Example(s) of monoidal symmetric closed category with NNO without infinite coproducts?

Question

The question is in the title, here is my motivation:

$\require{AMScd}$Let $(\mathcal C,\otimes,I)$ be a monoidal symmetric closed category. Then, the tensor product commutes with colimits, and if $\mathcal C$ has infinite coproducts, the object $N:=\displaystyle\coprod_{n\in\mathbb N}I$ has the following properties :

• it is a natural numbers object (NNO) in the sense of Lawvere, ie it has natural morphisms $0:I\to N$ and $S:N \to N$ such that any given $I\to X\to X$ uniquely defines a morphism $f:N\to X$ such that the following diagram commutes

$$\begin{CD} I @>0>> N @>S>> N\\ @| @VfVV @VfVV\\ I @>>> X @>>> X \end{CD}$$

• it is also the free monoid on $I$, ie the initial object in the category of monoids under $I$

If such a coproduct does not exist, a natural numbers object (if it exists) is the free monoid on $I$, but the converse is not necessarily true (or at least, I haven't been able to prove it). To better understand what might happen, It would help to see a workable example of such a category.

Of course for such an example to be interesting, I would like to have a category where an NNO or the free monoid exists.

Answer 1

The effective topos is an example of a (locally!) cartesian closed category with NNO where infinite coproducts do not exist. Indeed, the main feature of the NNO $N$ in the effective topos is that the endomorphisms of $N$ are precisely the computable functions. As such, $N$ cannot be (isomorphic to) $\coprod_{n \in \mathbb{N}} 1$: if that were the case, then there would be uncountably many endomorphisms of $N$. (Of course, $\coprod_{n \in \mathbb{N}} 1$ does not even exist in the effective topos; as you say, if it existed, it would have to be the NNO.)

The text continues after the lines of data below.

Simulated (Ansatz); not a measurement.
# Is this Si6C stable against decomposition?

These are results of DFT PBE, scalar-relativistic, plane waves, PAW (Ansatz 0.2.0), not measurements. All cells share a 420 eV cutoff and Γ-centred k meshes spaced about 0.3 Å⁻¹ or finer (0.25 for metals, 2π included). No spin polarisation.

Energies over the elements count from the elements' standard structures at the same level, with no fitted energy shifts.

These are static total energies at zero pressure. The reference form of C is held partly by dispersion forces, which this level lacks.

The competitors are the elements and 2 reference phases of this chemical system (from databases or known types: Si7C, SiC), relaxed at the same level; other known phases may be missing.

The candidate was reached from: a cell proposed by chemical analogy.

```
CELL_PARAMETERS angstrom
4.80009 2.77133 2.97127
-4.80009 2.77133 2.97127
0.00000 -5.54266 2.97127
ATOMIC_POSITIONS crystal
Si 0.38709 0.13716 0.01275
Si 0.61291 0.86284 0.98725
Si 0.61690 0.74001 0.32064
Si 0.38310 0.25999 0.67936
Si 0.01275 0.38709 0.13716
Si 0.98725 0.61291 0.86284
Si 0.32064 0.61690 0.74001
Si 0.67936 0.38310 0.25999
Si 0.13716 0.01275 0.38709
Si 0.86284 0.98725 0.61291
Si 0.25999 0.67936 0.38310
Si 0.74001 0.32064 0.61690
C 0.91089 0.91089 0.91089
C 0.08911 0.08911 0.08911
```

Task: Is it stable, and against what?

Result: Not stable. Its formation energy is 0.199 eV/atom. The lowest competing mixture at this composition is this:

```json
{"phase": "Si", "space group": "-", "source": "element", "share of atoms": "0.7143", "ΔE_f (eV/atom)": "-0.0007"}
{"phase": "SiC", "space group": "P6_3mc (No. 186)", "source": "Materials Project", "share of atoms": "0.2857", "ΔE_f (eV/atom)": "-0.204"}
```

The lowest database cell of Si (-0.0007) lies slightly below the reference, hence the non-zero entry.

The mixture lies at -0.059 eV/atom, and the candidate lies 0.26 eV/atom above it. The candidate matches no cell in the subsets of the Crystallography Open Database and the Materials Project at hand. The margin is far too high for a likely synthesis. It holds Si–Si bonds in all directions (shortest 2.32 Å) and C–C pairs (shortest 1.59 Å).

Here is a closely related construction. Suppose we have a countable model $M$ of Zermelo set theory, or even just Mac Lane set theory. (For instance, by Skolem, we may take $M$ to be a countable elementary substructure of $V_{\omega + \omega}$.) Then the category of sets in $M$ is an elementary topos (so locally cartesian closed) with NNO, but its NNO cannot be $\coprod_{n \in \mathbb{N}} 1$, for the same reason.

Answer 2

Another example is a filterquotient topos. E.g. let $\mathcal{U}$ be a nonprincipal ultrafilter on $\mathbb{N}$ and consider the filterquotient of $Set/\mathbb{N}$ by $\mathcal{U}$. This is a world of "nonstandard analysis" which has a NNO (the image of $\mathbb{N}\times\mathbb{N}\to\mathbb{N}$) but not every external infinite sequence of elements is an internal one, so the NNO is not $\coprod_{n\in\mathbb{N}} 1$.